Starting point is 01:05:53 It's Iota. It's not literally Iota. It is I will tell you which project, and this is going to sound really stupid and everyone's going to think I'm an ass for saying this. But my favorite project is DEM, Libra Dium, Facebook's internal token project. And I know that sounds ridiculous. It's not literally my favorite project. I had nothing to do with it. I don't even know if there was no, like, token. But I'll tell you this, like, that was the one project where I saw real companies come together and say, you know what?
Starting point is 01:06:20 This technology is going to revolutionize a huge part of our industry. And they did it and they built it. And, you know, I think there are million things that are stupid. Like Facebook, having access to all my financial transactions, horrifying. You know, Facebook being in control of the banking system, horrifying. But what was impressive about that project is they made a bet. And a lot of other people made a bet, too, that said this technology is going to replace everything else. And really interestingly, when you look at the critics of that project, their objections were not, this is stupid, this is going to fail.
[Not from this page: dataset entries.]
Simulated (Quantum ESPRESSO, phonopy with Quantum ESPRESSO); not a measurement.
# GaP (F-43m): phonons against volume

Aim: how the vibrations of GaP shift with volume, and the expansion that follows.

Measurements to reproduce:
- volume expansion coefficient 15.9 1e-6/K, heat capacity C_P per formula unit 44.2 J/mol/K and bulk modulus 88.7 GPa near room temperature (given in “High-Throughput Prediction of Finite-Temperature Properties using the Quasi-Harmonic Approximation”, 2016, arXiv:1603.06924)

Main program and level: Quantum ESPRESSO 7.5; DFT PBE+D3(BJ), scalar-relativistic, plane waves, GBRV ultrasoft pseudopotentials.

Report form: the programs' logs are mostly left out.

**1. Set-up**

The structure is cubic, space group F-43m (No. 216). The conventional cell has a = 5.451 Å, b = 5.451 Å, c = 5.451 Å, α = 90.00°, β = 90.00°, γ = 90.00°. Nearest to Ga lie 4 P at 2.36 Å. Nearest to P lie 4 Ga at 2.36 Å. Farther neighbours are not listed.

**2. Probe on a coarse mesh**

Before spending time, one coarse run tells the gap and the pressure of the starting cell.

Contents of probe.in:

Starting point is 01:06:51 This blockchain-based system is not needed. There are criticisms were, if this project goes forward, Facebook's going to take over the world. And it's very weird. It's very weird for me to hear the regulatory folks, including the folks in this letter, saying things like blockchain has no applications in a world where Facebook's DM project was killed because folks were scared of it. And I think that is the strongest indication that this technology has legs, even though it's not like a crypto-native thing. And again, like I said, not defending it, don't want it. But that is to me the biggest indication that this technology is going to kind of devour everything. And we'll see what actually happens.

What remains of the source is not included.